How to calculate the validation loss during each epoch of training?

Hi,

Question: I am trying to calculate the validation loss at every epoch of my training loop.

I know there are other forums about this, but I don’t understand what they are saying. I am using Pytorch geometric, but I don’t think that particularly changes anything.

My code: This is what I have currently done (this is some code from within my training function)

# Create lists to store the training and validation loss information
    train_model_training_loss_ls = []
    train_model_training_accuracy_ls = []
    validation_model_training_ls = []

    # train here...    
    for epoch in range(1, n_epochs+1):    
        model.train()
        optimizer.zero_grad()                                                   # Clear gradients.
        out = model(_data_.x, _data_.edge_index, _data_.edge_weight)            # Perform a single forward pass.
        loss = criterion(out[_data_.train_mask], _data_.y[_data_.train_mask])   # Compute the loss solely based on the training nodes.

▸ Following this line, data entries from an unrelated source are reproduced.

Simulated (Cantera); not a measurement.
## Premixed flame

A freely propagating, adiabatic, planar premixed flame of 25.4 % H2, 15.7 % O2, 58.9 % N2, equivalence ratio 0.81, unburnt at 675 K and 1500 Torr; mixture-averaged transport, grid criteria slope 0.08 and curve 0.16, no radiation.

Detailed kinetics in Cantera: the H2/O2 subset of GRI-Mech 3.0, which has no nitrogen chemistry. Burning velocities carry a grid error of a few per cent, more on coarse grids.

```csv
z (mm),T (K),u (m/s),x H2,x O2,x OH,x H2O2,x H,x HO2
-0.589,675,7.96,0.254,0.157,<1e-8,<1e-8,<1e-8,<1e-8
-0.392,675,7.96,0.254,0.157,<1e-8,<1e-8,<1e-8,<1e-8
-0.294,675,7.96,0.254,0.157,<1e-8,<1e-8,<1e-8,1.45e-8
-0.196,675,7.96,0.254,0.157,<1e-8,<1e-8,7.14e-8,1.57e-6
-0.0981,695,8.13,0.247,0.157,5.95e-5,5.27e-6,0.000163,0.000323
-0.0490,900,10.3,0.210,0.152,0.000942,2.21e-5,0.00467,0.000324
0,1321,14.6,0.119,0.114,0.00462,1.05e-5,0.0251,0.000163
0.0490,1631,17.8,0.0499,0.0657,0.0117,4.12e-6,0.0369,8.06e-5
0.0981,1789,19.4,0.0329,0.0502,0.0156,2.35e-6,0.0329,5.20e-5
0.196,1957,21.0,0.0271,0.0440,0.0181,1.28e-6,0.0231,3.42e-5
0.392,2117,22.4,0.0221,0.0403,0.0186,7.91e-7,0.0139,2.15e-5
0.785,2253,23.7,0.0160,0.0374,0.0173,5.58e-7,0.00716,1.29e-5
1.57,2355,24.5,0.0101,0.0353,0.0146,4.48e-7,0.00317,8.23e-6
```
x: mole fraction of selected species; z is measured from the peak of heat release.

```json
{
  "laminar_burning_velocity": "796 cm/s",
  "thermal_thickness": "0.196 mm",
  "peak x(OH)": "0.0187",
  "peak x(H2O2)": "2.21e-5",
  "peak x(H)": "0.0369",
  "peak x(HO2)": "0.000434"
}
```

        # Get validation losses
        validation_loss_local_train_fn = criterion(out[_data_.validation_mask], _data_.y[_data_.validation_mask])
        
        loss.backward()                                                   # Derive gradients.
        optimizer.step()                                                  # Update parameters based on gradients.

        # Append training and validation loss to lists
        train_model_training_loss_ls.append(loss)
        validation_model_training_ls.append(validation_loss_local_train_fn)

        # Print information out
        if epoch % 50 == 0:
          print(f'Epoch: {epoch:03d}, Loss: {loss:.4f}')

My specific queries are:

  • Have I put the validation loss calculation in the right location?
  • Have I calculated the validation loss in the correct way? Lots of examples online seem to have a line like: loss.item() * data.size(0)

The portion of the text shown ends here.